Specialized dictionaries in economics and related disciplines


Economic dictionaries have a long history, dating back to Choel’s Dictionnaire Oeconomique, the first edition of which was published in 1709. Each country has her tradition: the French were particularly keen at systematizing knowledge in self-contained entries for the whole of the eighteenth and nineteenth century, German language encyclopedic works were particularly abundant between the 1830s and the 1920s, the Italians started later but produced some good dictionaries in particular after WWII, while the art of writing dictionaries in English language only became adult with Palgrave’s (before him there were only a few attempts, the best of which heavily borrowed on German and French specimen) and did not offer many further large-sized samples afterwards.

Some of these dictionaries are very large and offer rich and detailed articles (sometimes even ponderous, up to a hundred pages in size) while others are slim an offer little more than definitions. Some aim at offering ‘objective’ representations of views and concepts, while others are openly partisan. Some are aimed at students, others at researchers, or practical people, laypeople. Some dictionaries aimed at systematizing knowledge, others at supplying materials for conversation (Konversationslexikon), others still at registrering the most recent advances in the discipline. Accordingly, some entries expounded new ideas, other summarized their author’s thought, others still were brilliant surveys of the field at their time.
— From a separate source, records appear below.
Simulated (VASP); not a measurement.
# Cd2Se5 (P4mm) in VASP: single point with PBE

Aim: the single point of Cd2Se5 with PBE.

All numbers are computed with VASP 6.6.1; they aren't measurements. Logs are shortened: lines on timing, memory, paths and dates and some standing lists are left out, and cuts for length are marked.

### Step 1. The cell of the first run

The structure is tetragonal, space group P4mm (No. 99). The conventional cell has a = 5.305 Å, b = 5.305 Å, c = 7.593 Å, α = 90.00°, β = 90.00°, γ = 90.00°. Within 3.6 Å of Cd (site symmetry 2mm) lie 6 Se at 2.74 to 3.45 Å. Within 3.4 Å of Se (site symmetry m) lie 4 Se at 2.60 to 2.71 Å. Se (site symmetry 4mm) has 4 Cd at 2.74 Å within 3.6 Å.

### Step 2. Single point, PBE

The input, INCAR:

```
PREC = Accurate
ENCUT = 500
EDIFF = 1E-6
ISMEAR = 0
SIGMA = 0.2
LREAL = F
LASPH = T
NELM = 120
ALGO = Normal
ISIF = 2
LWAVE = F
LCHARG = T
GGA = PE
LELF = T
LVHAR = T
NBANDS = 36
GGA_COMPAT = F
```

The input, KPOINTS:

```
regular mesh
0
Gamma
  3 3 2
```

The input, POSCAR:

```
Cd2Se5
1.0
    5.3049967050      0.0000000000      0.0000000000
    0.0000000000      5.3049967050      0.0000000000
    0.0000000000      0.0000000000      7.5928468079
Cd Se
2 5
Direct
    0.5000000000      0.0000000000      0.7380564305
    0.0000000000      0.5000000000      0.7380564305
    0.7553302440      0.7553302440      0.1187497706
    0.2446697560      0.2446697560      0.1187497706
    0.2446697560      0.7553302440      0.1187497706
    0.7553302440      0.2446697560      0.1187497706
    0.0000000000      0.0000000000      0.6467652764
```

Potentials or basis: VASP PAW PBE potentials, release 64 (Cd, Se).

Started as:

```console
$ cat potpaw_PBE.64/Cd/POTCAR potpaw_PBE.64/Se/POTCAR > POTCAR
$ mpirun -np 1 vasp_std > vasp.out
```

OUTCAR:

Dictionaries and specialized encyclopedias thus house articles written with a peculiar literary style: quasi-monographical treatises on specific concepts, almost self-contained, related to other articles by means of cross-references, distilling what is essential to the subject, supplying essential bibliographies. The history of a notion (or set of notions) as expounded in dictionary entries (or in encyclopedias of a broader scope) thus offers a very peculiar perspective. Editors can be expected to choose the best writers, among those they know and with whose ideas they feel some affinity, for discussing each particular subject. On the other hand, dictionaries (especially the most ambitious ones) almost guarantee a respectful and influential outlet for an author’s view, as they are likely to become reference texts for some time.

For historians of ideas, dictionaries can accordingly become an object of inquiry. As a whole, they offer a perspective on the mode of systematizing, spreading and communicating disciplinary knowledge. On the other hand, by tracking down specific entries through historical dictionaries one gains a perspective of how the corresponding topic has been understood at different times, in different places and within their broader context.